I'll take a stab at it...

You can reduce the gain by dividing the input signal by two, which, technically, doesn't reduce the gain but, rather, reduces the input signal, which, in turn, reduces the output.

However, the input resistance is QR; therefore, your divider must look like QR in the end.

Per Thevenin, you open I and short V.

Shorting your input signal to ground puts the upper resistor of your divider in parallel with the lower, giving Rin = R(upper)||R(lower).

Hence, you'll need to set Rin = QR.

The way I see it, QR is the same as the source resistance, so unless you're driving the BPF with an op amp, a low Z source, you'll need to add it to R(upper), first.

Incidentally, when I think of a BPF, the circuit you gave is not what I think of; I'm wondering about your chosen circuit's significance.

 

[Euler's Identity]

I derived the circuit and, yep, it's as it says. But what an odd circuit!

Who came up with that? How was it done?

I'm wondering if I've seen it but drawn another way.

Why use two op amps? There has to be some advantage to this thing...

Anyone? Has anyone at least seen it before??

Added after 13 minutes:

Duh...

One glaring advantage is the fact that the Q is independent!

Who came up with this thing? I'd like to learn to think like this guy, design a circuit like this.

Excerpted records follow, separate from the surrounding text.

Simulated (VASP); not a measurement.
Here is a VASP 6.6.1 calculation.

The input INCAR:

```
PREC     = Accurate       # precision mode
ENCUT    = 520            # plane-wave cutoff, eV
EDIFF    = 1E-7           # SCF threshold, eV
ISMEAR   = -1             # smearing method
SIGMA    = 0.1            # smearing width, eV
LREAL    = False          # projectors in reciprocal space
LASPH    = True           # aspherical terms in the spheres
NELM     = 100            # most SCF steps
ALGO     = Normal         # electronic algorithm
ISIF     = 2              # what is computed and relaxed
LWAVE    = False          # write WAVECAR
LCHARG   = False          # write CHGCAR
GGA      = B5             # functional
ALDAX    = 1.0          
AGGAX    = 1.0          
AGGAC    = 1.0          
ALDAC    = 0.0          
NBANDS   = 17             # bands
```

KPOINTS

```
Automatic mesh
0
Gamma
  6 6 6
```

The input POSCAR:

I did a nodal analysis on it and it does work, but seeing a circuit like this just shows me how non-creative I am. Op amps injecting the proper currents and Q easily adjusted, independent of fo...

 

[moltar]

Posted with understanding that this thread is older than dirt
and the images are no longer available:

The discussion in this thread seemed to be about the Fliege
(or dual amplifier- DABP) bandpass filter. Since there still
isn't (technically) much on the web about this elegant design,
I thought I'd add my $.02

When you remove the input resistor and its shunt capacitor, you
are left with the classic GIC topology.
This design can be made even more interesting by transforming the
Z1, Z2 and Z3 R's to C's and the C's to R's (including the input
R & C as well).
Q is now determined by the value of the input capacitor (formerly
an R). The center frequency can be changed by varying the value of
Z2 (formerly a cap) with no change in amplitude, and best of all,
the gain is adjustable by changing the ratio of Z4, Z5.
By way of example, here's some values to play with:
Cin = 2nf
Rshunt = 15K
Z1 = 1.5nf
Z2 = 100K pot, rev audio taper wired as a rheostat in series w/3.6K
Z3 = 10nf
Z4 = 49.9K
Z5 = 6.8K

You will end up with a bandpass filter that emulates a "Cry Baby" wah
pedal - only it's inductorless.
Range: ~400 Hz --> ~2.2 KHz
Gain: ~18 dB
Same 'Q'.

 

[LvW]

Perhaps it helps to give some light on the background of the described circuit:

It is a simple R-L-C band pass applied to the BRUTON impedance transformation.
This results in an C-R-D bandpass, whereby D is an active element called "Frequency dependent negative resistor (FDNR)". This element is realized by a GIC structure with two capacitors. By the way: Two other capacitor arrangements are possible within the GIC block.

 

[moltar]

It's good to see that this thread still holds some interest.
And you sir, are EXACTLY right.
Although already implied from your remarks, I'll also mention
that the transformation results in a BP filter which is no longer
of the constant bandwidth type.
Incidentally, I personally shy away from the use of the other
capacitor arrangements since they fail to easily provide a proper
return path for the amplifier bias currents.
I appreciate your comments.